The Good Life apparently was not dependent upon one particular religion. And philosophers began working on ways in which morality could be thought about without recourse to revealed truth. Kant’s categorical imperative is probably the most famous of these efforts: “Act only according to that maxim whereby you can at the same time will that it should become a universal law.”
The retort “Why should I?” has never been sufficiently answered.
Ultimately, as Kant intimated in his Critique of Judgment these things come down to an aesthetic judgment on the part of the agent, and that judgment probably comes down to certain inherent capacities we have as well as “talk shows, novels, newspaper editorials and of course by the guidance of parents.” But the final outcome of our individual moral judgments ends up being highly contingent, not universal. And even if they were, there is no universal police force enforcing the secular universal law, and the temptation to be a free rider on this moral system is obvious—“let everyone else embody universal law, I will look to myself” would appear to be a highly profitable strategy in a Kantian society. Thus we have the moral crisis depicted in so much literature created in the late 19th and early twentieth centuries. Secularism brought Raskolnikov onto the readily imagined horizon of possibilities. It doesn’t matter that there will never be many Raskolnikovs in any readily conceivable society, it is the fact that such a man is easily imagined is the key factor.

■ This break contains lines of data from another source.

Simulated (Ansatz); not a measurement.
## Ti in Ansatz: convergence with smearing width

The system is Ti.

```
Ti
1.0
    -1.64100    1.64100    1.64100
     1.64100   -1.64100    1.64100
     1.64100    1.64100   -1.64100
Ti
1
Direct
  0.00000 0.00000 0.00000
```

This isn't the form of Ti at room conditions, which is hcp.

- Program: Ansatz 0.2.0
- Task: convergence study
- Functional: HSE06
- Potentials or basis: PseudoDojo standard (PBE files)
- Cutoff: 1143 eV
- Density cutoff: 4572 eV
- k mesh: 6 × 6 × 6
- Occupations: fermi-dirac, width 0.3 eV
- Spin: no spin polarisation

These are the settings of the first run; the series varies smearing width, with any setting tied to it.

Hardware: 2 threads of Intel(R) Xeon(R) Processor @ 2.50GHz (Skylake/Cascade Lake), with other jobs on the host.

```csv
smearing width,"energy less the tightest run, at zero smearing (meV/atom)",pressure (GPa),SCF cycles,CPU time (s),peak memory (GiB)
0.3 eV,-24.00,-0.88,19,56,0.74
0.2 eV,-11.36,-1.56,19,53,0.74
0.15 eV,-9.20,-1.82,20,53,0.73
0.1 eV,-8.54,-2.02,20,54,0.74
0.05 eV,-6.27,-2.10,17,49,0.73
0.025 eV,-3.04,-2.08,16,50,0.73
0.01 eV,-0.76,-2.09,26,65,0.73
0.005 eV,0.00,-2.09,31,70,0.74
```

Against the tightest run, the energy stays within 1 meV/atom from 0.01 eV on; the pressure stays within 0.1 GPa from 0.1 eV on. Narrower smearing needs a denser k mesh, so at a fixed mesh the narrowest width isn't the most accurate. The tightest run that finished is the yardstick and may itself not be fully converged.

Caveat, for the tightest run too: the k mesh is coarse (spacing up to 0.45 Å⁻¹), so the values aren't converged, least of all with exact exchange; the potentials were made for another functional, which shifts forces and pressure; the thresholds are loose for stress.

Now, instead of imagining a moral order shaped by a common, sometimes deeply sincere, sometimes hypocritical belief in religion and religious morality, I imagine a world of moral free agents all susceptible to the same temptation toward low-consequence free-riding as myself. In such a situation defection—acting selfishly rather than morally—seems a more reasonable course.
I should note here that the two social imaginaries I have depicted here—one of Christian regularity; one of moral free agents—always co-existed in Western societies. The key factor is the balance, the relative strength of the two visions. And religion, so far, has been an important factor in managing that balance.
We cannot just rely on our innate empathy to see us through this one, because there are (at least equally strong) innate impulses pulling in other directions. We can’t relay on pure reason, either, because a) the moral reasoning vs. amore-propre is always a bad bet from a social perspective; and b) because reason will probably tell us to defect more often than any society can live with.
We have to create social structures and well-accepted guarantors of social reciprocity in order to encourage what we would call morally acceptable behavior and social stability. And it is only through stability that the billions of people who inhabit this earth will have any hope of the good life at all.
The question for activist atheists is what those social structures will look like in the absence of religion. Atheists have to stop thinking about religion as if it were a way of explaining the world the way science is, or as if it were a leach that must be pried from the skin of our culture. It is a social structure with functions. Functions that must operate within the moral universes of illiterate peasants as well as for clever college undergraduates.
Religion is here and has been here for reasons. Whatever its origin, religion has come to serve important functions within human societies. Otherwise it would not be as widely practiced as it is and we wouldn’t currently be arguing about whether it is time to jettison it.
I am personally all for moving forward to a post-religious future. I just think we ought to have a cold honest look at what religion is and how it works before we do that. So far, none of the new atheists has gotten very far in doing that.
* [note 1] Andrew Brown on Dawkins’ birth: The good fairy gave [Dawkins] good looks, intelligence, charm, and a chair at Oxford specially endowed for him. The bad fairy studied him for a while and said: `Give him a gift for metaphor.'
* [note 2] I’d very much like to extend the discussion of morality and religion backwards to more “primitive” religions and lifestyles, but I am not prepared to do so at present. My supposition is that early religion did much the same thing—encouraged self-surveillance—for somewhat simpler groups. I think there are more powerful influences at work in early religion, like fear of mortality. But not the subject for here and now.